A source study of Charles Reznikoff’s “Amelia”
A source study of Charles Reznikoff’s “Amelia”
The late, great Objectivist poet Charles Reznikoff has long been a favorite and model of mine. Jacket 2 does us all the favor of publishing a study of Reznikoff’s poem “Amelia” from his multi-volume work Testimony, criminally out of print. Charles Bernstein summarizes the virtues and import of this excellent piece of literary scholarship:
Richard Hyland, Distinguished Professor, Rutgers Law School, Camden, New Jersey, has compiled the fullest account of the sources of a Reznikoff poem, together with a detailed commentary on theAmelia Kirwan case and the poem Reznikoff wrote based on this case. Many of Reznikoff’s poems, especially those in Testimony, are based on legal records. But there has been little research on the exact relationship between the legal record and the poem, with the general assumption that Reznikoff used only language from the legal records, cutting away but not adding any of his own words. The key to Reznikoff’s aesthetic is his selection and condensation of the source materials.

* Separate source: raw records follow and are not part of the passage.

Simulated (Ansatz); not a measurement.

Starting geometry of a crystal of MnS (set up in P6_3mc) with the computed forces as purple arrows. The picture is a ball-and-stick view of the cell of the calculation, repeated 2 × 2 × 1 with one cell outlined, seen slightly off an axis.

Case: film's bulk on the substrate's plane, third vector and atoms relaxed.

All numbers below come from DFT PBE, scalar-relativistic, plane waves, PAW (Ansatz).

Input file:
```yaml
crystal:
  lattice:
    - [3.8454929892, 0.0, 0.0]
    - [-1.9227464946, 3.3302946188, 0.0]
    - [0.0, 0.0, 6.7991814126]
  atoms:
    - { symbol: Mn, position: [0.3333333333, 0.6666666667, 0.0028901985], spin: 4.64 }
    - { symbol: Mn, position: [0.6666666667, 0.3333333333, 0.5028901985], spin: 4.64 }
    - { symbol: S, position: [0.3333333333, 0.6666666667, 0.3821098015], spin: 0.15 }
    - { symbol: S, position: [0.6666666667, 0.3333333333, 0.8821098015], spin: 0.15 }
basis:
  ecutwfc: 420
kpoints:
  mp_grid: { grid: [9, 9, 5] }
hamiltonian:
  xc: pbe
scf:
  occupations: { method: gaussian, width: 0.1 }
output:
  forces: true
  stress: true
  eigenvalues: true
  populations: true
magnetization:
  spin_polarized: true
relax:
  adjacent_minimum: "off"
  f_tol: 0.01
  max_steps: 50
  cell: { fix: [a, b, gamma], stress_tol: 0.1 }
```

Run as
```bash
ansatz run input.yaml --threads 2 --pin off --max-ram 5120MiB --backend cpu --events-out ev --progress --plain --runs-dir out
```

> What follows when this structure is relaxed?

Surely Reznikoff is a paradigmatic poet for all documentary and source-based poetry of the 20th century and exemplary for many of us who use appropriated or found material in our work. By looking at the 1910 court records, we can now see the source of the language that Reznikoff incorporated into his poem, at least in this one instance. Hyland goes much further. By contrasting the aesthetic pitch of Reznikoff’s slim poem with the social efficacy of Judge Edward Bartlett’s magisterial decision, Hyland gets to the core issue of the office of poetry. Reznikoff’s poem, he notes, perhaps wryly, is “weak.”